Austin Joseph App (1902 – 1984) was a controversial German-American professor of medieval English literature who taught at the University of Scranton and La Salle University. App defended Germans and Nazi Germany during World War II. He is known for his work denying the Holocaust, and he has been called the first major American Holocaust denier.
In the 1950s, App often wrote articles for Conde McGinley's antisemitic journal Common Sense.
In 1973 App laid out eight "axioms", or what he described as "incontrovertible assertions" about the Holocaust in his 1973 pamphlet The Six Million Swindle:
- Emigration, not extermination, was the Nazi Germany's plan for dealing with its "Jewish problem".
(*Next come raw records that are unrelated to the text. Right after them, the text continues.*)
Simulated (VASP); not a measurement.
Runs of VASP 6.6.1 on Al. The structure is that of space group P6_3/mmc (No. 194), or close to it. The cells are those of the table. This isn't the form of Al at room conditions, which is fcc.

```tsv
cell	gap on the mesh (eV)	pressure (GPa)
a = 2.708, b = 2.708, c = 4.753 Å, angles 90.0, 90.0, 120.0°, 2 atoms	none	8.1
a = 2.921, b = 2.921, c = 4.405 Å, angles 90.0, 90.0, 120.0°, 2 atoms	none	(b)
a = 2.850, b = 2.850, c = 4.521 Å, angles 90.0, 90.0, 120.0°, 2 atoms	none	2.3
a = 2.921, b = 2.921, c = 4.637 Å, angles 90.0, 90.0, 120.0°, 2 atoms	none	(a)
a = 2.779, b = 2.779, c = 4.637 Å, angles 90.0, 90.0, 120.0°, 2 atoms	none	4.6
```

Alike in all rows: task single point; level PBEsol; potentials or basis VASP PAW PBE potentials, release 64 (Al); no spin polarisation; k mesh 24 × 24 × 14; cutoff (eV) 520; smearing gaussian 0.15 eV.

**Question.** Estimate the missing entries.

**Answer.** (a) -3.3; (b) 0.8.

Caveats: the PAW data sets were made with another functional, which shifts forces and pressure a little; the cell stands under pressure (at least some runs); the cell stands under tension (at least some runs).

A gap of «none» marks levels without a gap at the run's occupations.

- No Jews were gassed in any German concentration camps (including Auschwitz).
- Jews who disappeared during the years of World War II and have not been accounted for did so in territories under Soviet, rather than German, control.
- The majority of Jews who were killed by the Nazis were people whom the Nazis had every right to execute as subversives, spies, and criminals.
- If the Holocaust claims had any truth, Israel would have opened its archives to historians.
- All evidence to support the figure of six million dead rests upon misquotes of Nazis and Nazi documents.
- It is incumbent upon the accusers to prove the six million figure.
- Jewish historians and other scholars have great discrepancies in their calculations of the number of victims. (App 1973, 1977).
In February 1976, App published an article "The Sudeten-German Tragedy" in Reason magazine, where App criticised the post-World War II expulsion of the Sudeten Germans as "one of the worst mass atrocities in history."
App also published A Straight Look at the Third Reich, a defense of Nazi Germany, and The Curse of Anti-Anti-Semitism, supporting the argument that the entire Jewish community is responsible for the death of Christ. App’s work inspired the Institute for Historical Review, a California Holocaust denial center founded in 1978. App "inundated" magazines, newspapers and politicians with antisemitic letters complaining about the decision of Franklin D. Roosevelt to declare war on Germany and enter the Second World War. App argued that, without American help, the Axis Powers would have won the war. App blamed both Jews and Communists for Germany's postwar problems. However, few of these letters were ever published.
He worked to prioritize non-Jewish immigration from Austria and Germany to the United States instead of Holocaust survivors.